Properly implemented, analytics tell the story of your marketing journey. Analytics provide insight into who your clientele is, how they got there, what they are interested in, who converted and who left without converting. Analytics measure marketing success, offer guidance for change and suggestions for exploration.
Even with proper installation, we find that many companies are not fully utilizing the data provided to help direct marketing decisions to pursue new opportunities, strengthen their current efforts based on available data or track goals and events.
How Analytics Can Help Your Business
Learn About Your Audience
The audience section of Google Analytics is perhaps the data set most familiar to business owners because of the base traffic, bounce rate, time on site and page view data. But we find that the audience category is often underutilized by most website owners. The audience category provides robust data that can help with online and offline marketing efforts.
For example, under the demographics sub-tab, a business owner can gain insight into the age, gender and general interest of the visitors to their website. The Geo sub-tab provides data on which country, states and even cities the traffic is coming from.

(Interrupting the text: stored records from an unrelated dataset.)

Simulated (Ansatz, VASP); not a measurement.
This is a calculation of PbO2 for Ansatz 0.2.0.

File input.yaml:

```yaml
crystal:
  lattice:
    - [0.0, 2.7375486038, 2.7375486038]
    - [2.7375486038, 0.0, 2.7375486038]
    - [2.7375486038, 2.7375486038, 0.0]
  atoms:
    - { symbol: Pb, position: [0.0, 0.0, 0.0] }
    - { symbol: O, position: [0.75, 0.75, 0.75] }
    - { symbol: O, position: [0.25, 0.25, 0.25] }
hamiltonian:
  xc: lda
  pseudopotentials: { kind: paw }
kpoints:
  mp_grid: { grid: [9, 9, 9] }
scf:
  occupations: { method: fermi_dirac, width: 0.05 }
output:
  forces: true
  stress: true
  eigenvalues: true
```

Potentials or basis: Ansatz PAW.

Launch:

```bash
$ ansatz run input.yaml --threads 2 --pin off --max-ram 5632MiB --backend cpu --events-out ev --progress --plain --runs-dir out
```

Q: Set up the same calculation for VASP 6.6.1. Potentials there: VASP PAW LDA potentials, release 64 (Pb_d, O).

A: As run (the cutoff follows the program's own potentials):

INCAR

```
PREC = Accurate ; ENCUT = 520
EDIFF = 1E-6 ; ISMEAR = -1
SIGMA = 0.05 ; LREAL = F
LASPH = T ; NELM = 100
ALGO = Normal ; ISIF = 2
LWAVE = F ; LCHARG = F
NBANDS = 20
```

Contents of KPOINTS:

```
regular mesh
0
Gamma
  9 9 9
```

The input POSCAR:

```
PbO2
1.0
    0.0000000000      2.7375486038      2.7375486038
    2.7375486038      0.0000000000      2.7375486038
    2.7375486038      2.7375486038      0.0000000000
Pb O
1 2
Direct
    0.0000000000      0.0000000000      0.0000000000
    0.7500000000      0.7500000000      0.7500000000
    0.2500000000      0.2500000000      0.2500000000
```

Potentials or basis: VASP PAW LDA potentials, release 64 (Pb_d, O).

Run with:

Considering the value of offering a website in a second language? The language sub-tab can help guide your decision. You can also learn which devices your audience uses the most to access your website, which supports demographic data and serves as a reminder to ensure your website is user-friendly on these devices.
Benchmark data, if enabled, shows how your website performs compared to others in your vertical. The user flow sub-tab shows how people interact with your website and can help identify areas for improvement or hidden problems you may not have realized.
How Did They Get Here?
Acquisition data shows how each marketing channel is performing. Categories include organic search , paid search, direct, referral and social traffic. A top level drill down into these categories provides insight into top performing keywords and paid ads. Additionally, you’ll find popular landing pages, top referring websites, and information on how your social media channels are performing. When tied in with your Search Console account, more robust keyword and landing page data are available.
Did They Convert?
As the name implies, conversions data is where we measure how traffic to the website takes the desired actions we expect. From here we can track how many people clicked on a lead form, as well as how many people finished the process and submitted the form with goal tracking. Do you have a white paper you want people to download or a video you want them to watch? With event tracking, you can see how many people interacted with your website in these ways. Sell items online? Ecommerce tracking enables you to track product and sales performance and associate them with revenue numbers. By using attribution modeling, you can give weight to the various marketing channels that a consumer used as they moved down the funnel toward a purchase. This helps evaluate the effectiveness of each of these channels and can guide changes to future marketing efforts.
What Does Your Data Say?
Lately, it seems like we get more and more calls for Google Analytics help. The call usually includes a phrase like this – “the numbers seem off”. After we look under the hood, we typically find installation issues that are either causing data to be shared cross-platform, dumped into the wrong buckets or not being fully captured. Not to mention Google Tag manager missing or not installed in the proper location and a lack of basic filters.
Having someone on your team who thoroughly understands Google Analytics is a must in today’s digital marketing landscape to help you get the most out of your advertising dollars.